Mythbusters: CDs Optical Properties Affect The Sound?
I came across the following claim in an aging post about very expensive “$2000 glass CDs”. The author, a well-known audiophile writer, insists that the optical properties of a compact disc can affect the sound of the resulting playback. “I’ve long been fascinated by the idea that a CD’s optical properties can affect the sound in an analog-like manner even though the datastream remains unchanged,” he wrote. Regular readers will know that I’m of the camp that says that the same digital bits output from a glass disc or a conventional CD will result in exactly the same audio fidelity…provided the clocks are completely reconstructed as they are on high-end equipment and the rest of the signal chain is the same. This viewpoint is the basis of digital audio and everything else stored as digital information. Unlike vinyl LPs or analog tapes, the medium has no impact on the delivery of the message.
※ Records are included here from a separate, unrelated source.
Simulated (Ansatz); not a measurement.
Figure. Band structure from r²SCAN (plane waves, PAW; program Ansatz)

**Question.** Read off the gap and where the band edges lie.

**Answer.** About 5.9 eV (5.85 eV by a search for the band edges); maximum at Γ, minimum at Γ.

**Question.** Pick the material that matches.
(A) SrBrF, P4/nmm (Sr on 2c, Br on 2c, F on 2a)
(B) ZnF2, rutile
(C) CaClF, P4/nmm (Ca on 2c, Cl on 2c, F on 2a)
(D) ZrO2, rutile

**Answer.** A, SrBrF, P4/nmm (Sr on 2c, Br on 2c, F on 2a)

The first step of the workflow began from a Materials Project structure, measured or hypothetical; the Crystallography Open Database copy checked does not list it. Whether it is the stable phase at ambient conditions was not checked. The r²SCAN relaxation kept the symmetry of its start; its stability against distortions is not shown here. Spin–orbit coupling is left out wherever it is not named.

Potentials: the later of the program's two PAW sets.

Is it possible that audible changes can result by using glass instead of polycarbonate? Can comparisons such as the following really be true? “I hate to rely on that old cliché in describing improved digital sound, but the glass CD sounded more ‘analog-like.’ The glass CD was smoother, more spacious, more open, deeper, and had greater ease. By comparison, the polycarbonate CD was flatter and had less air between images; instrumental textures were less natural, sounding slightly synthetic by comparison. The polycarbonate CD by contrast overlaid timbres with a patina of glare.” Who writes like this except audiophile reviewers?
This whole debate requires a firm understanding of how a CD or any optical disc works for the matter. I think most of us have a basic understanding of how a compact disc is made but I think it’s worth explaining the process once again. The digital information from a digital master tape (Sony 1630) or digital audio file (DDP) is used by an LBR (laser beam recorder) at the mastering room of the replication facility to create a glass master. The LBR burns away very small pits in the surface of a pristine glass disc, which is then used as the master in a sequence of steps that results in a stamper. A metal stamper is good for about 15,000 disc pressings. However, contrary to the author’s claim that, “Digital data are stored on the CD in ‘pits’ (indentations in the disc) and ‘lands’ (the flat disc surface),” a series of manufacturing steps actually results in exactly the opposite physical arrangement on the surface of the discs that we play. They are bumps NOT “pits”.
A stamper is used in the pressing lines to replicate discs. Polycarbonate pellets are heated and fed into the pressing machine where the stamper is slammed up against the material. The hot plastic forms a disc with millions of tiny “pits” in it. At this point, the new disc is completely clear. The disc is “sputtered” with aluminum to make it reflective and then a thin layer of additional clear polycarbonate is layered on top by dropping a small bead of liquid plastic and spinning the disc rapidly. The disc is then turned over and the disc artwork is silkscreened onto the surface. The disc when read by the optical pickup in your player shoots the laser through the clear layer and hits the “bumps” or the “lands” between the bumps and is interpreted as the two states required for digital information. There is a complex process of conversion to the actual digital stream but it not affected by the surface of the discs.
To be continued…
You wrote, “provided the clocks are completely reconstructed…” Various jitter reduction schemes have been in use for decades, but having the timing of the data at the DAC completely independent of the transport is only recently becoming common, and, sadly, is still not universal – as I pointed out in a previous post. Did the reviewer specify on what equipment he heard this difference?
Reclocking has been around for a very long time. My point is that reclocking or rebuilding the clock separate from the incoming stream removes any chance for jitter or timing errors to cause the difference…and I don’t believe there is. The author didn’t mention the equipment.
Re-clocking is a vague term that encompasses a variety of methods. A well-designed PLL or asynchronous sample rate converter can significantly reduce jitter, and using a buffer can eliminated entirely. If, however, the DAC in question doesn’t have good jitter immunity, or it’s a single box CD player with inadequate electrical isolation of the transport from the DAC and analog sections, there is a clear path for changes in the operation of the transport to affect the sound quality.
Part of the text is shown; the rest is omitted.